2094. Robert Southey to Grosvenor Charles Bedford, 14[–15] May 1812

2094. Robert Southey to Grosvenor Charles Bedford, 14[–15] May 1812 ⁠* 

Keswick. May 14. 1812.

My dear Grosvenor

In spite of myself I have been weeping, – this has relieved the throbbings of my head, – but my mind is overcharged & must pour itself out. I am going to write something upon the state of popular feeling, which must <will probably> appear in the Courier [1]  as the where it will obtain the readiest & widest circulation. Enough to alarm the people I shall be able to say xxxx, but I would fain alarm the Government, & if this were done in public they would think it imprudent, & indeed it would be so. –

I shall probably begin with what you say of the sensation occasioned by this most fatal event, [2]  – & then give the reverse of your account as I have received it from Coleridge: – what he heard in a pot house into which he went on the night of the murder, not more to quench his thirst, than for the purpose of hearing what the xx populace would say. – Did I not speak to you with ominous truth upon this subject in one of my last hasty xxxxxx letters? This country is upon the brink of the most dreadful of all conceivable states, – an insurrection of the poor against the rich: & if by some providential infatuation the Burdettites had not continued to insult the soldiers, the existing Government would not be worth a weeks purchase, nor any throat which could be could be supposed to be worth cutting, safe for a month longer.
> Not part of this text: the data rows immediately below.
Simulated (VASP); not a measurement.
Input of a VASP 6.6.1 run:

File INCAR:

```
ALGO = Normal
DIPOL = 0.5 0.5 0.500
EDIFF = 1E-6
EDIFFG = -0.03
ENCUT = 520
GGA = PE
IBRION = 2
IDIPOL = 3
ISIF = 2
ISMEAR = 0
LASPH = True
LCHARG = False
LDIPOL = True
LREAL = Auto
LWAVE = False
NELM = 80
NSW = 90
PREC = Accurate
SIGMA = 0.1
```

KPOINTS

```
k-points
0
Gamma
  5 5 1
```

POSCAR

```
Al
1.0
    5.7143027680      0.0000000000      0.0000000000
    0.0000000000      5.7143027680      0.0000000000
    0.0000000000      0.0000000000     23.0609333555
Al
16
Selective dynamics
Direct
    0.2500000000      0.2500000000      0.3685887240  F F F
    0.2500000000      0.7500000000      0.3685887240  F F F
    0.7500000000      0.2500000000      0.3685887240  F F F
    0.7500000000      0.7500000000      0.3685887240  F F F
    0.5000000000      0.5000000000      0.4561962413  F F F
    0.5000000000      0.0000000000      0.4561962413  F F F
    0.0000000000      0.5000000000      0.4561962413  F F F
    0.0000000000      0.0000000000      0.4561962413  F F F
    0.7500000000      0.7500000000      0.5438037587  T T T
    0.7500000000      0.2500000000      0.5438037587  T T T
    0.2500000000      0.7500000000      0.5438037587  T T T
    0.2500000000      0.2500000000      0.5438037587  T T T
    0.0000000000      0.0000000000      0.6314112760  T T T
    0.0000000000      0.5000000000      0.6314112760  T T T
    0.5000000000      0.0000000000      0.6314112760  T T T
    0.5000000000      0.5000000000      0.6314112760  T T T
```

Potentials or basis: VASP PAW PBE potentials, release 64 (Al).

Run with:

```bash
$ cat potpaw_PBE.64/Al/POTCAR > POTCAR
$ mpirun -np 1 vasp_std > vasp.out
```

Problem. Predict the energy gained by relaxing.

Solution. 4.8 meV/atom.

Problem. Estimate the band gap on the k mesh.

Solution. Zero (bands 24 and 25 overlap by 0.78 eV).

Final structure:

You know Grosvenor I am no agueish politician, nor is this a sudden apprehension which has seized me. Look to what I have said of the effect of Mrs Clarkes business upon the public in the last years Register, [3]  & look to the remarks upon the tendency of manufactures to this state, in Espriella, written five years ago. [4]  Things are in that state at this time that nothing but the army preserves us. – it is the single plank between us & the red sea of an English Jacquerie, – a Bellum Servile, [5]  not provoked as both those convulsions were by grievous oppression, but prepared by the inevitable tendency of the manufacturing system, & hastened on by a f the folly of a besotted faction, & the wickedness of a few individuals. – The end of these things is full of evil even upon the happiest termination, – for the loss of liberty is the penalty which has always been paid for the abuse of it. But we must not now employ our thought upon the danger of our own victory, – there is but too much yet to be done to render the victory certain.

The first step should be the immediate renewal of associations for the protection of our lives & properties, & of the British Constitution: with the reestablishment to the utmost possible extent of the volunteers, [6]  – as effective a force against a mob of United Englishmen [7]  – as they would be inefficient in the first shock of an invasion. This may be safely said & prest upon the people government & the people, what I dare not say publicly is that there is yet danger from the army, – that cursed flogging for the repeal abolition [8]  of which Burdett has been suffered to appear as the advocate! Oh that Perceval had prevented this popularity, by coming forward himself as the soldiers friend. He has good works enough for his good name, as well as for his soul’s rest, – but this would have remained for his colleagues & for the country.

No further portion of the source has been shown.